Tetmeyer: How to properly listen to podcasts


Courtesy of Will Francis via Unsplash

Columnist Grant Tetmeyer teaches us how to listen to podcasts. 

Grant Tetmeyer

This article has been long overdue. With podcasts becoming a major form of mass media, we need to have a talk about the different types, how to listen to them and what you need to remember when picking your next podcast.

What makes me an authority? Nothing. I’m just a guy who really enjoys podcasts and has helped to edit and produce podcasts at the Daily, but I feel I have enough experience to give some advice.

First off, all podcasts are, at their very core, a form of entertainment. From the Joe Rogan Experience, Hardcore History, the Pat McAfee Show, Nerd Poker to This American Life, it is all in the name of entertainment, and you have to keep that in mind while listening to them.

Even the name of a podcast is used as a way to grab your attention and entertain you enough to make you want to listen to it. I didn’t listen to Call Her Daddy because I wanted to learn about how to improve sex with my partner or learn about modern feminism and female empowerment. It’s because the title was funny, and I thought there would be a crap ton of dirty jokes. And I got all of that in spades that I wouldn’t have if it hadn’t been for the entertaining title.

Next, take everything with a grain of salt. A lot of the podcasts that I mentioned are long-form podcasts that feature interviews, and that is one of the most popular forms of podcasting, so it is important to have this in your head when listening to these types of podcasts. Anyone can claim to be an expert, and anyone’s claim can gain traction on a platform like this, so always follow up on major claims made by these people. I’m not saying don’t trust your favorite podcast host or media personality, but words can be construed, and things can be misremembered or misrepresented. So if there is something that you really question, just look it up. If you can eat McDonald’s while driving and talking to your mom, you can take two minutes to Google something.

Third, not everything is equal. I don’t just mean in the production value, but in creating a podcast itself. If you are interested in starting a fantasy podcast or a fiction podcast, you are going to need to think about a lot more than a freeform or conversation-based podcast. You have to think about sound effects, actors, ambient noise, music and any other sounds that would help set the mood, even if it’s just a Dungeons and Dragons podcast. If you want to make a news or murder mystery podcast, you have to do the research, have interviews and check your facts, as well as the production issues of scene-setting that fiction has. And not even all episodes are made the same. Anyone who has listened to a podcast for a while, you know what are some of your favorite episodes and what ones they don’t like.

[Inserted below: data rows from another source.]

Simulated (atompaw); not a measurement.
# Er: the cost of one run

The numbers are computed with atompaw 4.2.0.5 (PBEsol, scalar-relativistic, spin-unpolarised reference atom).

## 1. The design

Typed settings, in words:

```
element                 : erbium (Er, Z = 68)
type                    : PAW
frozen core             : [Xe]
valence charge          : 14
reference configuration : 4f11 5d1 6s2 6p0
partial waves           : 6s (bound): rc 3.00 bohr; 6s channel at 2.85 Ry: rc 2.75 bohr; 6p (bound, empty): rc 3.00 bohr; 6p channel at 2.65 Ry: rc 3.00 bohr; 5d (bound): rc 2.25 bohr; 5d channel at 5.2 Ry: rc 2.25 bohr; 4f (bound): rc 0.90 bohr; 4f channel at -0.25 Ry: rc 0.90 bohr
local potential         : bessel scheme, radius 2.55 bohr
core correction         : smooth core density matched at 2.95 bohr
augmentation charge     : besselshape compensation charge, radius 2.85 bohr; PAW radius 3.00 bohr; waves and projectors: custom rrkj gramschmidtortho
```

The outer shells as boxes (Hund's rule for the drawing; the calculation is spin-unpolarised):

Finally, small doesn’t mean bad. Yes, we all like to watch big-budget movies and TV shows, watch complicated TikTok videos and listen to majorly produced podcasts, but don’t shy away from the smaller podcasts. I say this as a podcaster as well as a podcast fan; small podcasts can be just as fun and engaging as the big names. Plus, if you go small enough, you can avoid ads or at least an ungodly amount of them that you might get with the bigger names that thrive off of their ad revenue. This isn’t a campaign against big names either. It’s simply advising you to broaden your podcast horizons.

Podcasts are one of the best mediums because really anyone can do it with very minimal setup if you want to, but with that comes a lot of crazy stuff thrown out into the void of the internet. Trust me; I did a podcast where we talked and joked about history stuff. So it’s important that everyone is mindful when picking and listening to your next podcast because it’s easy to get lost in the words of some stranger on the internet. We do it in movie theaters all the time.